Source code for medkit.text.ner.hf_entity_matcher_trainable

"""
This module needs extra-dependencies not installed as core dependencies of medkit.
To install them, use `pip install medkit-lib[hf-entity-matcher]`.
"""

__all__ = ["HFEntityMatcherTrainable"]
import logging
from pathlib import Path
from typing import Any, Dict, List, Optional, Tuple, Union
from typing_extensions import Literal

import torch
import transformers

from medkit.core.text import Entity, TextDocument
from medkit.text.ner import hf_tokenization_utils
from medkit.tools import hf_utils
from medkit.training.utils import BatchData

logger = logging.getLogger(__name__)


[docs]class HFEntityMatcherTrainable:
    """
    Trainable entity matcher based on HuggingFace transformers model
    Any token classification model from the HuggingFace hub can be used
    (for instance "samrawal/bert-base-uncased_clinical-ner").
    """

    def __init__(
        self,
        model_name_or_path: Union[str, Path],
        labels: List[str],
        tagging_scheme: Literal["bilou", "iob2"],
        tag_subtokens: bool = False,
        tokenizer_max_length: Optional[int] = None,
        hf_auth_token: Optional[str] = None,
        device: int = -1,
    ):
        """
        Parameters
        ----------
        model_name_or_path:
            Name (on the HuggingFace models hub) or path of the NER model. Must be a model compatible
            with the `TokenClassification` transformers class.
        labels:
            List of labels to detect
        tagging_scheme:
            Tagging scheme to use in the segment-entities preprocessing and label mapping definition.
        tag_subtokens:
            Whether tag subtokens in a word. PreTrained models require a tokenization step.
            If any word of the segment is not in the vocabulary of the tokenizer used by the PreTrained model,
            the word is split into subtokens.
            It is recommended to only tag the first subtoken of a word. However, it is possible to tag all subtokens
            by setting this value to `True`. It could influence the time and results of fine-tunning.
        tokenizer_max_length:
            Optional max length for the tokenizer, by default the `model_max_length` will be used.
        hf_auth_token:
            HuggingFace Authentication token (to access private models on the
            hub)
        device:
            Device to use for the transformer model. Follows the HuggingFace convention
            (-1 for "cpu" and device number for gpu, for instance 0 for "cuda:0").
        """

        valid_model = hf_utils.check_model_for_task_HF(
            model_name_or_path, "token-classification", hf_auth_token=hf_auth_token
        )
        if not valid_model:
            raise ValueError(
                f"Model {model_name_or_path} is not associated to a"
                " token-classification/ner task and cannot be used with"
                " HFEntityMatcher"
            )

        self.model_name_or_path = model_name_or_path
        self.tagging_scheme = tagging_scheme
        self.tag_subtokens = tag_subtokens
        self.tokenizer_max_length = tokenizer_max_length
        self.model_config = self._get_valid_model_config(labels)

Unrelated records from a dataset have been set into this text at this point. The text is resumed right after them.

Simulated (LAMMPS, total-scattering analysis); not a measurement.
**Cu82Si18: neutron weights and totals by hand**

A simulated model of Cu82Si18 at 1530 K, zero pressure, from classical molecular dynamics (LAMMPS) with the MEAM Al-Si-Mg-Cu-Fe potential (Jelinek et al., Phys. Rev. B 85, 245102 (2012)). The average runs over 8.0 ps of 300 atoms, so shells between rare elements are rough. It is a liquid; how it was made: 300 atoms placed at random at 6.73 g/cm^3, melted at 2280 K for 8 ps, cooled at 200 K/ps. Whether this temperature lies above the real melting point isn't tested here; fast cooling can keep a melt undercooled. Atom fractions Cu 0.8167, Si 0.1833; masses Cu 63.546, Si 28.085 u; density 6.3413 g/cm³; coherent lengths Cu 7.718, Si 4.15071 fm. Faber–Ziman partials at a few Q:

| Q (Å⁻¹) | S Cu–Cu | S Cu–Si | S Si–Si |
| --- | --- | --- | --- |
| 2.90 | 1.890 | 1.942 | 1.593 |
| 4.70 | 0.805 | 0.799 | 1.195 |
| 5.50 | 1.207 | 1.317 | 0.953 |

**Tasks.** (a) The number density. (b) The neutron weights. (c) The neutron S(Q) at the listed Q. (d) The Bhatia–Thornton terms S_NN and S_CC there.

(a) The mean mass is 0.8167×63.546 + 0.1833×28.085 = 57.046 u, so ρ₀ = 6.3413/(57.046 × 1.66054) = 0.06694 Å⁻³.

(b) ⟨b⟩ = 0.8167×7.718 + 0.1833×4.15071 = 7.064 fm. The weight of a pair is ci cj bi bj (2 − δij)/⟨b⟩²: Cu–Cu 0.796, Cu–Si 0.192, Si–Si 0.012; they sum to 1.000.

        # update labels mapping using the configuration
        self.label_to_id = self.model_config.label2id
        self.id_to_label = self.model_config.id2label

        # load tokenizer and model using the model path
        self.load(self.model_name_or_path, hf_auth_token=hf_auth_token)
        self.device = torch.device("cpu" if device < 0 else f"cuda:{device}")
        self._model.to(self.device)

        # init data collator in charge of padding
        self._data_collator = transformers.DataCollatorForTokenClassification(
            tokenizer=self._tokenizer
        )

    def configure_optimizer(self, lr: float) -> torch.optim.Optimizer:
        # todo: group_params optimizer_parameters = [{}]
        optimizer_parameters = self._model.parameters()
        optimizer = torch.optim.AdamW(optimizer_parameters, lr=lr)
        return optimizer

    def preprocess(self, data_item: TextDocument) -> Dict[str, Any]:
        # tokenize each and compute corresponding labels for each tokens
        # (no padding for now, this will be done at the collate stage)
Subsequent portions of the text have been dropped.